Roadside Geology of Alabama
Mark Steltenpohl and Laura Steltenpohl
Illustrated by Chelsea M. Feeney
Several generations of Southerners claim the Lynyrd Skynyrd song, “Sweet Home Alabama,” as their anthem. The Billie Holiday hit “Stars Fell on Alabama” is another, and though an actual star didn’t fall on Alabama, the state is the only place on Earth where a person has been injured by a meteorite. Another impact, this one about 80 million years ago, left the 5-mile-wide Wetumpka impact crater in the center of the state. Alabama’s world-class geology, nearly as famous as its music, includes tracks of early amphibians and reptiles, fossilized bird feathers, and 2-billion-year-old mineral grains eroded from rocks now found in Africa. And lest you think Alabama is just alligator swamps and estuary mud, you can view Little River Canyon, in places 600 feet deep, atop Lookout Mountain, a broad plateau incised by waterfall-laced rivers at the southern end of the Appalachian Mountains.

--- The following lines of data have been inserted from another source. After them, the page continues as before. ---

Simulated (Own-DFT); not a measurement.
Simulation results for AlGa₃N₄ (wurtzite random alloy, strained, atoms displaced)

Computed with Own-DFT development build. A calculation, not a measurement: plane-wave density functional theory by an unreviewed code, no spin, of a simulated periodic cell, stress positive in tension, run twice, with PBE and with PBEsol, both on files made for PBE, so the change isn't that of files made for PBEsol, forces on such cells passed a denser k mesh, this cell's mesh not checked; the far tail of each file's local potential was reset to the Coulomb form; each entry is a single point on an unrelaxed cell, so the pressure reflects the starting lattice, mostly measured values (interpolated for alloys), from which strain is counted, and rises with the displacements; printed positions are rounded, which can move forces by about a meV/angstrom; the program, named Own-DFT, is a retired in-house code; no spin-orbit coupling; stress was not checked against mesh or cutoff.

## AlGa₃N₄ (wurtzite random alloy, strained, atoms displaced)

The authors intertwine the geology with cultural stories, legends, and history to paint an enjoyable picture of how Alabama and its rocks came to be. For example, Tannehill Ironworks and iron mines in Red Mountain Park and Ruffner Mountain Nature Preserve document Birmingham’s industrial birth as the source of iron for the Confederacy. Buildings at Cheaha State Park in the Talladega Mountains were constructed by the Civilian Conservation Corps using blocks of locally quarried Cheaha Quartzite. Native Americans chiseled stone axes out of the Hillabee greenstone, one of Alabama’s ancient volcanic rocks. With this book as your guide, find caverns in fossil-rich limestone, shark teeth in the shifting sands of the Gulf Coast, and rocky outcrops in Muscle Shoals along the banks of the Tennessee River, known to Native Americans as the “singing river.”